¶ … Hour
Charlotte Perkins Gilman and Kate Chopin wrote their two separate short stories, "The Yellow Wallpaper" and "The Story of an Hour," within two years of each other in the 1890s. Because both of them were dealing with a similar theme, the control of women, there are a number of similarities in their plot, symbolism, characters, and other similar aspects of literature.
In the late 1800s, women had few choices in life. If they decided not to marry or could not find a husband, they had to live at home with their parents, teach, become a nanny or, in at worst, become a prostitute. In both the "Yellow Wallpaper" and "Story of an Hour," the women wanted to change their lives and the control their husbands had over them. At the end of each story, they do break away from society's restraints -- ironically, one through a mental breakdown and the other through death.

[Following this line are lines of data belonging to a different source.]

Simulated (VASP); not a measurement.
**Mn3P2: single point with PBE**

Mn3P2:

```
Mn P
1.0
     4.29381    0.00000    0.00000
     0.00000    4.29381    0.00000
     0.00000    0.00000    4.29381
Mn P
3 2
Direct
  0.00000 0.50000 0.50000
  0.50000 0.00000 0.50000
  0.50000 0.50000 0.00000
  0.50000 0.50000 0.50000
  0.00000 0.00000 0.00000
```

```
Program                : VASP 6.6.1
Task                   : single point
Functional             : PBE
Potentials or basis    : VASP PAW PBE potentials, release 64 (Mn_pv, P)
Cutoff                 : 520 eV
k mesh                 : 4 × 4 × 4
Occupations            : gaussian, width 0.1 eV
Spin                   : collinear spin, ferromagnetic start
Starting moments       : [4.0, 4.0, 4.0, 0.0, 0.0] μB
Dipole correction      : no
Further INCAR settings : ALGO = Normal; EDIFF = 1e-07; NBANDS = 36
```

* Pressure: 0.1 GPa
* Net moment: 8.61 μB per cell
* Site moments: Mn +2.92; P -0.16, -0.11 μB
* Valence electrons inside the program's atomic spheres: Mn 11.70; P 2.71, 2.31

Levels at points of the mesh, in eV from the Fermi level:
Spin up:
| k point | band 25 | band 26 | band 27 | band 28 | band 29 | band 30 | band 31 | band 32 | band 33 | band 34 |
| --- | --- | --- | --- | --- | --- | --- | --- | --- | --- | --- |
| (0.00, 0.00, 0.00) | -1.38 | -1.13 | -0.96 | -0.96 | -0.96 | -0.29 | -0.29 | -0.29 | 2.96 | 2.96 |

Both stories utilize a very similar plot, setting, and symbols to come to their unfortunate endings. Each of the women is described as a very sensitive character, as females were characterized during this era. In the story "Yellow Wallpaper," the female narrator's physician says that she has a "temporary nervous depression," which would have been called post-partum depression today. In "The Story of an Hour," Mrs. Mallard is afflicted with heart trouble. However, these illnesses are not actually why these women are treated as they are. It is because wives and mothers had certain roles to perform and are to behave in specific ways dictated by their husbands and society in general.
Although the (no name) woman in "Yellow Wallpaper" is depressed, writing would have helped her considerably. Many times, people who suffer from depression feel better when they keep journals and are allowed to express themselves. Mrs. Mallard supposedly has a congenital heart problem, but her health problem goes deeper than this. It is caused by the heartache she feels by living in a controlling relationship.
In both stories, the setting is also nearly the same. The women are trapped in one room of a home and enclosed by the four walls and a window that teases them with hope of escape. The narrator in "Yellow Wallpaper" even becomes part of the room itself. At first, she feels something strange about the house and living there and foreshadows what is to come. Meanwhile, she only sees the outdoors through her windows. She says, "I can see the garden, those mysterious deep-shaded arbors, the riotous old-fashioned flowers, and bushes and gnarly trees. Out of another I get a lovely view of the bay and a little private wharf belonging to the estate. There is a beautiful shaded lane that runs down there from the house." She is not only talking about the beauty around her house, but of the freedom she would have if on her own.
Mrs. Mallard, in "Story of an Hour," also sees the beauty of the outdoor world. Her hope is that she will be able to flee through that window and actually go out and "see in the open square before her house the tops of trees that were all aquiver with the new spring life. The delicious breath of rain was in the air." Similar to the narrator in "Yellow Wallpaper," the outdoors symbolizes freedom and escape from society's rules.
Other symbols, besides the house, windows and room, are similar between the two stories, as well. Where a window offers freedom and a hope to break free of confinement, a door symbolizes a means of keeping the outside world away. Ironically, both women actually begin to imprison themselves. The narrator locks the door to keep her husband out. Since she could not flee from the window and the outside world, she makes her room her haven. Likewise, Mrs. Mallard locks the door, so she can look out the window in peace and not be disturbed by those who have imprisoned her:
Josephine was kneeling before the closed door with her lips to the keyhold, imploring for admission. 'Louise, open the door! I beg; open the door -- you will make yourself ill. What are you doing, Louise? For heaven's sake open the door.' 'Go away. I am not making myself ill." No; she was drinking in a very elixir of life through that open window.
At the conclusion of each story, the characters' lives become even worse when the door opens and the outside societal pressures are let in. In "Yellow Wallpaper," the husband finds his wife having a total mental breakdown and becoming lost in the walls that enclose her. She is now controlled by the Yellow Wallpaper instead of the others in the household. In "Story of an Hour," the door likewise opens onto a negative occurrence. Mrs. Mallard sees her husband Brently, and she knows that her hopes for freedom are gone.